Consider the implementation of Domain.DLS.get:
Lines 120 to 127 in e397ed2
| let get (idx, init) = | |
| let st = maybe_grow idx in | |
| let v = st.(idx) in | |
| if v == unique_value then | |
| let v' = Obj.repr (init ()) in | |
| st.(idx) <- (Sys.opaque_identity v'); | |
| Obj.magic v' | |
| else Obj.magic v |
Two threads on a single domain that concurrently get with the same key before init has been called may both end up calling init (so init would be called twice for a single key). That can happen because maybe_grow (which potentially allocates) includes a safe point and because init (which often allocates) itself may include a safe point. What can happen then is that the two calls of get return two different results (e.g. two different mutable records), one of which is stored in DLS.
Consider the implementation of the internal Domain.DLS.maybe_grow:
Lines 98 to 111 in e397ed2
| let maybe_grow idx = | |
| let st = get_dls_state () in | |
| let sz = Array.length st in | |
| if idx < sz then st | |
| else begin | |
| let rec compute_new_size s = | |
| if idx < s then s else compute_new_size (2 * s) | |
| in | |
| let new_sz = compute_new_size sz in | |
| let new_st = Array.make new_sz unique_value in | |
| Array.blit st 0 new_st 0 sz; | |
| set_dls_state new_st; | |
| new_st | |
| end |
Two threads on a single domain that concurrently get with two different keys both call maybe_grow and may both end up allocating a new array for the DLS. This is possible because maybe_grow includes a safe point. Only one of the two arrays eventually ends up being stored as the DLS and one of the get operations ends up being undone. Furthermore if the two threads also perform set operations, some of those may end up being undone.

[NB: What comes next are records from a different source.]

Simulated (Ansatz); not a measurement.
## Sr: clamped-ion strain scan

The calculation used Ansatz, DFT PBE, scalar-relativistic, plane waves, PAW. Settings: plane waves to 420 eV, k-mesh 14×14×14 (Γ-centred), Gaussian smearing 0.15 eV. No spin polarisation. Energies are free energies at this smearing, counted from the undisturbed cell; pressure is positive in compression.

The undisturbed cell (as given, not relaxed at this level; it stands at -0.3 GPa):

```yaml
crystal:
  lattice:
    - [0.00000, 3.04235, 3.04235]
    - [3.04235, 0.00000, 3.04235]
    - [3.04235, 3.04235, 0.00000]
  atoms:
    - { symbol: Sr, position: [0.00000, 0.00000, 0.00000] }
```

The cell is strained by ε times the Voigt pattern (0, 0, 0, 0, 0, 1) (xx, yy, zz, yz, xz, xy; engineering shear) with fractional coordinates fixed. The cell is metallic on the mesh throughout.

Here is an example interleaving (variation of the above) where the effects of DLS operations performed by Thread B vanish:
Thread A Thread B
get x starts
<--- switch at a safe point --->
get y starts
get y ends
set y starts
set y ends
<--- switch at a safe point --->
set_dls_state
get x ends
The effects of both get y and set y vanish. Even just having get y vanish is a problem, because get may call init, which may return a mutable object, which might be mutated or stored outside of the DLS.